I used to be insanely insecure with myself, which made me insecure in my relationships. I sought reassurance and confirmation daily, and I am sure that was part of the reason all my past relationships failed. I have come to love myself and accept the person that I am, and I have found a wonderful man that does the same. I don't have to ask for them nor look very far to find signs that he loves and cares for me, they are displayed openly in our daily life. And I do my best to give him no reason to doubt my feelings for him as well.
Philip has agreed to help me write this post, which makes it extra special. We are going to share with you ten things that we practice in our own relationship that make us happy and feel closer to each other. A few of these helped a lot in the beginning when it was long distance.
Even if none of these things apply to your relationship, I hope this list inspires you to look at the little things that you do and appreciate them even more.
1. Every morning give a goodbye kiss.
Never let anything keep you from giving affection daily. Even though Philip gets up far earlier than I would ever dare, he still gives me a kiss before he leaves, waking me up just enough to know he's gone for the day.
2. Send sweet or thoughtful text messages.
It only takes a few seconds to let someone know they are on your mind. Philip has never been good with words, so he joined Pinterest. There he finds quotes and lyrics that represent what he feels, what he wants to say, or our relationship in general. I have awoken to one nearly every morning since April 2013. We also have a message board in our kitchen that has the prompt: You are Loved because __. I love leaving him a note there for him to find in the morning.
3. Do what your partner likes/wants to do without complaint.
Relationships are about compromise. You can't always do what you want to do, and you won't always like what you're partner likes to do. Sharing activities and doing new things can bring you closer together and make great memories. Who knows, maybe you'll discover that you really do kinda like that T.V. show.
4. Save water, shower together.
Does this really need further explanation??
Really listen to what your partner is saying, and not saying. Sometimes it's what's behind the words that you need to pay attention to.
6. Know and Support your partners goals.
Helping each other grow as a person is a great way to help your relationship grow. Philip wants to move into an more IT based field, so I encouraged him to sign up for an online certificate training course. He does classwork, while I write and work on this blog. And, it's no secret I am trying to lose weight and get healthy. Philip has played a huge role in motivation and accountability for me, and I think I am really going to be able to stick with it this go round.

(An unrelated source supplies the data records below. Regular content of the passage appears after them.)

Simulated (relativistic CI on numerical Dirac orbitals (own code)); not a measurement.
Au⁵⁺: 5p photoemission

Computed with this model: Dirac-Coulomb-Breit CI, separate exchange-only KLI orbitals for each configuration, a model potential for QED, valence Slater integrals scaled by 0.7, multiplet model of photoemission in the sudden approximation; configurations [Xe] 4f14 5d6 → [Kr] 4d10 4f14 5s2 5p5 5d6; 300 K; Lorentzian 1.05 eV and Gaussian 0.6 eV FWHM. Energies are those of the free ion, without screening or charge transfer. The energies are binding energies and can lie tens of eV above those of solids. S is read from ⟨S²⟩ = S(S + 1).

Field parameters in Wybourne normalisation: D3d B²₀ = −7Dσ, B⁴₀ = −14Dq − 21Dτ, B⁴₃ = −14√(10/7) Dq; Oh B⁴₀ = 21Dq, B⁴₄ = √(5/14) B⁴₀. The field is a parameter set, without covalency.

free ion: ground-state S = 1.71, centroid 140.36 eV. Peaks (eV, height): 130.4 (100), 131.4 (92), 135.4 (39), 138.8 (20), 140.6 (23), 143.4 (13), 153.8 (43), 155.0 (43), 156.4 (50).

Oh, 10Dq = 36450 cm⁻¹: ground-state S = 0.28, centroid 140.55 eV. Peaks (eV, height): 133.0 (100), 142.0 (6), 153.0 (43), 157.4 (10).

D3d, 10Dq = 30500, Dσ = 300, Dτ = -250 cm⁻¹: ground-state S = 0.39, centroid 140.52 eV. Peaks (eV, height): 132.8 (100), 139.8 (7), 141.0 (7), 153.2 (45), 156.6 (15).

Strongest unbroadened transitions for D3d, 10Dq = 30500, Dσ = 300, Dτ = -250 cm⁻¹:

7. Don't stop dating each other.
Sometimes, as a couple, you fall into a comfortable rut and one day you realize you're not having fun anymore. Set aside time to get dressed up and get out of the house. Go to a nice dinner, see a movie, or explore your city. Long distance? Philip and I would have Skype dinner dates before I moved to Missouri.
8. Unexpected and thoughtful gestures.
As Philip says, "Surprises keep the spice!" When your partner has had a bad day, stop and pick them up their favorite candy, run them a bubble bath, or perhaps that movie from RedBox they've been wanting to see. Last Friday was our first anniversary, Philip told me that my gift would not arrive until the next week, so he surprised me with my new favorite Disney movie so I would have something to open that day. And I surprised him with a gift even though I told him that I wasn't going to be able to afford to.
9. Appreciate what they do for you and your life together.
A lot of times the small things you do get overlooked and taken for granted. Try to stop and take notice of what your partner does for you and your relationship. Let them know you appreciate their efforts. Philip puts the dishes away because he knows I don't like to and I make sure he has a healthy meal for breakfast, lunch, and dinner because he'd be stuck with frozen pizzas and Taco Bell if I didn't.
10. Tell them.
People like to hear that you love and care for them. Those three little words can have a lot of power if you support them with your actions. I make sure to tell Philip every night when I come to bed that I love him and he tells me every afternoon when he comes home from work.
What do you do to show your partner Love?